Dance Grooves, Puddle Deep
Brazil’s electro pop characters CSS have been making “fun” dance music for over 10 years now, but it doesn’t seem to be getting any smarter. Perhaps it’s the language barrier, but the majority of songs on CSS’s fourth album, Planta, present more superficial scenarios of being young, female and ready for a party– but the record does so in clumsy language that falls flat. This is unfortunate, as the beats and arrangements are often very exciting and quite danceable.
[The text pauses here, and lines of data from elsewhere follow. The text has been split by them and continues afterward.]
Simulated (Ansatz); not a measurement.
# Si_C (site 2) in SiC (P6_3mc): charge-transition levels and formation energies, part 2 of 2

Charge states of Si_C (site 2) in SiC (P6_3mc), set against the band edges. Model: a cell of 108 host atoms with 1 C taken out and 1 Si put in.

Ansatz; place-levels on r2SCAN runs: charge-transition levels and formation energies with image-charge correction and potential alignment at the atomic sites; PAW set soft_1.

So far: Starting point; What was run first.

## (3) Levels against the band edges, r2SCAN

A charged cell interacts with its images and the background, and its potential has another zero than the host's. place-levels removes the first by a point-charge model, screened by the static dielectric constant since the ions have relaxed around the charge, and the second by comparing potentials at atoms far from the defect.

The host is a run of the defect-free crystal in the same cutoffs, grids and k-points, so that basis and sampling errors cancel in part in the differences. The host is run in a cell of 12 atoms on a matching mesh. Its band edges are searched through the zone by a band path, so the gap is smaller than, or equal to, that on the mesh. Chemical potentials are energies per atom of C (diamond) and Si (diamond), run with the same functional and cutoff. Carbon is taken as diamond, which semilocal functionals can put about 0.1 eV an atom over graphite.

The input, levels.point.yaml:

“Honey” starts off with sweet synths and a great beat, but quickly falls into lust-love song clichés, including “I go through my journals and your name is mentioned so tenderly / I wanna lay in your bed to wake up with the smell of your hair / all over my face,” which really do read better than they’re delivered. Eventually when we get to the chorus (“Where is my sweetheart, my honey / keeping on the light in the dark, so sunny”) we find words which were probably chosen because they rhymed.
Bringing to mind Berlin’s “The Metro,” “Into the Sun” is a tad better with its proclamations of starting a new day, however “I’m moving forward / fuck everyone” keep things from growing up too much.
“Dynamite” is an exciting “punk” track driven by a crunchy bass, although “like dynamite, the things you like / fire starter, burn baby burn / smoke machine, you know what I mean / break them nuts” leaves you scratching your head rather than bobbing it.
“Too Hot” is glittery fluff pop silliness that seems more like an abstract conceptualizing of sex than any real person’s experience with it: “I need to shower, lay down and rest / when you touch me so deep I feel a fire all over me / it makes me burn like red hot chili/and like a snake I shed my skin.”
To be fair, CSS have had no problem finding an audience over the years, and are internationally famous. And it is undeniable what great music they make. This album is instrumentally fantastic, but so disappointing lyrically. Probably the most cringeworthy lyrics show up on “Teenage Tiger Cat” which documents an array of different animals in a dance club: “Pole dancing polar bears / house pets, dogs and cats / Chinese stars from the zodiac signs / wild animals dance, doesn’t matter what what’s their kind.” Though most people likely aren’t looking to them for intellectual stimulation, if CSS could find a way to raise the literacy bar a little, they could really make a masterpiece.